Proposals to block minors from using tanning beds in Pennsylvania has been kicked around the Capitol for at least three years.

The key to final passage? Don’t mess with prom.

The state Legislature has passed a measure to ban anyone 16 years old and younger from tanning salons. 17-year-olds would be good to go with a parent’s permission.

Sponsoring Rep. Frank Farry (R-Bucks) calls it the “prom carve-out,” and he said it was necessary to get political support for the bill.

“You know, a complete ban for under 18, based on talking to previous sponsors and advocates for it, the votes weren’t going to be there for it,” said Farry.

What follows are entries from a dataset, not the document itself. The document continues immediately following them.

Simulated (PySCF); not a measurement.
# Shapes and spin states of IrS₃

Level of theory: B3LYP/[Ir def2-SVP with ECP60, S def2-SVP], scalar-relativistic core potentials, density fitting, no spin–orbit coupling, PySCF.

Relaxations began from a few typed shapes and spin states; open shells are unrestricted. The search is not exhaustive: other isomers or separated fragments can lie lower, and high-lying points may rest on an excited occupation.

The resulting proposal is expected to get the governor’s signature without keeping high school seniors from bronzing their shoulders before prom. Additionally, it will require adults using tanning parlors to sign a consent form warning them of the dangers of tanning beds.  

The Food and Drug Administration has said tanning rays are carcinogenic, and Pennsylvania dermatologists say tanning parlor rays are more harmful than natural sunlight.

Other changes, which include requiring tanning salons to pay fees based on their number of beds, would take effect two months after the bill is signed into law. Inspections of tanning salons wouldn’t start until two years after the bill’s signature.

“We are one of few states that does not regulate this,” Farry said. “And I think east of the Mississippi, we are one of the last ones to get aboard the train.”

Alabama and West Virginia were the only other holdouts. In the past two years, lawmakers in each state passed restrictions on tanning salons, with their own special prom carve-outs. Alabama’s tanning bed ban is for anyone younger than 15 years old, while 15- to 17 year-olds need parental consent or accompaniment.  West Virginia passed a tanning ban for anyone younger than 14, while 14- to 18-year-olds need parental permission.